Spatial Models — Besag-York-Mollie (BYM)

Summary

The BYM model is the standard Bayesian approach for areal spatial data (counties, census tracts, etc.). It decomposes spatial variation into a structured component (ICAR prior, capturing spatial autocorrelation) and an unstructured component (i.i.d. random effects), with a mixture parameter $\rho$ controlling the balance.

When to Use BYM

• Data type: Areal (discrete spatial units with neighbourhood structure), not point-referenced data
• Goal: Partition variance into spatially-structured vs. unstructured components; estimate predictor effects after accounting for spatial autocorrelation
• Scale: Computationally efficient — cost grows nearly linearly in number of areas (unlike full Gaussian Process)
• For continuous spatial data, use a Gaussian Process instead

The ICAR Prior

Intrinsic Conditional Autoregressive (ICAR) is the engine of BYM. Given adjacency matrix $W$ (1 if areas share a border, 0 otherwise), ICAR encodes:

$$f(\varphi \mid W)\propto \exp \left(-\frac{1}{2}\sum _{i\sim j}({\varphi }_i-{\varphi }_j{)}^2\right)$$

Key properties:

• Penalises differences between neighbouring areas (Tobler’s first law of geography: nearby things are more similar)
• $\varphi$ is constrained to sum to zero (zero-mean)
• Improper prior — must be embedded in a larger model with identifiable parameters
• In PyMC: pm.ICAR("phi", W=W)

Graph Theory Vocabulary

Term	Spatial Meaning
Node	An area (census tract, county)
Edge	Shared border between two areas
Adjacency matrix $W$	$W_{ij}=1$ if areas $i,j$ share a border
Edge list	Equivalent compact representation of $W$

The BYM2 Parameterisation

The modern BYM formulation (Riebler et al., 2016) uses a scaled, identified mixture:

$$\text{BYM component}=\beta +\sigma \left(\sqrt{1-\rho }\theta +\sqrt{\rho /s}\varphi \right)$$

Parameter	Meaning
$\beta$	Intercept (re-centres the mixture)
$\sigma$	Joint scale of random effects
$\rho \in [0,1]$	Fraction of variance that is spatially structured
$\theta \sim N(0,1)$	Unstructured random effects
$\varphi$	ICAR spatial effects (standardised by scaling factor $s$)
$s$	Scaling factor (computed from $W$)

The scaling factor $s$

$s$ is the geometric mean of the diagonal of the pseudo-inverse of the graph Laplacian $Q=D-W$. It normalises $\varphi$ so that $\text{Var}(\varphi )\approx 1$, making $\varphi$ and $\theta$ directly comparable and $\sigma$ interpretable as a joint scale.

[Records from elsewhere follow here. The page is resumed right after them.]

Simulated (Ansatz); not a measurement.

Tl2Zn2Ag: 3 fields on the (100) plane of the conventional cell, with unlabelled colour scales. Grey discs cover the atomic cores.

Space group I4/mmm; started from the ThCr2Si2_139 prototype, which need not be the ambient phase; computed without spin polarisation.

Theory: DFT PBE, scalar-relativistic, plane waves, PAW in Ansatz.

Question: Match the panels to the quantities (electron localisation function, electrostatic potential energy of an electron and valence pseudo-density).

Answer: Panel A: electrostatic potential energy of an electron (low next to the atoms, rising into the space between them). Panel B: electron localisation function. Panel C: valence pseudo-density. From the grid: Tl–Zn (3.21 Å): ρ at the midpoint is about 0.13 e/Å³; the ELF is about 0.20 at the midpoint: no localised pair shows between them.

Intuition: Densely connected graphs (every area adjacent to every other) imply little variance — the scaling factor corrects for this so $\rho$ can be interpreted consistently across different graph structures.

PyMC Model (NYC Traffic Accidents)

with pm.Model(coords=coords) as BYM_model:
    beta0   = pm.Normal("beta0", 0, 1)            # intercept
    beta1   = pm.Normal("beta1", 0, 1)            # fragmentation effect
    theta   = pm.Normal("theta", 0, 1, dims="area_idx")  # unstructured RE
    phi     = pm.ICAR("phi", W=W_nyc, dims="area_idx")  # structured RE
    sigma   = pm.HalfNormal("sigma", 1)
    rho     = pm.Beta("rho", 0.5, 0.5)
 
    mixture = pt.sqrt(1 - rho) * theta + pt.sqrt(rho / scaling_factor) * phi
    mu = pt.exp(log_E + beta0 + beta1 * fragment_index + sigma * mixture)
    y_i = pm.Poisson("y_i", mu, observed=y)

• Offset log_E: log-population, makes mu an excess risk rate (not raw count)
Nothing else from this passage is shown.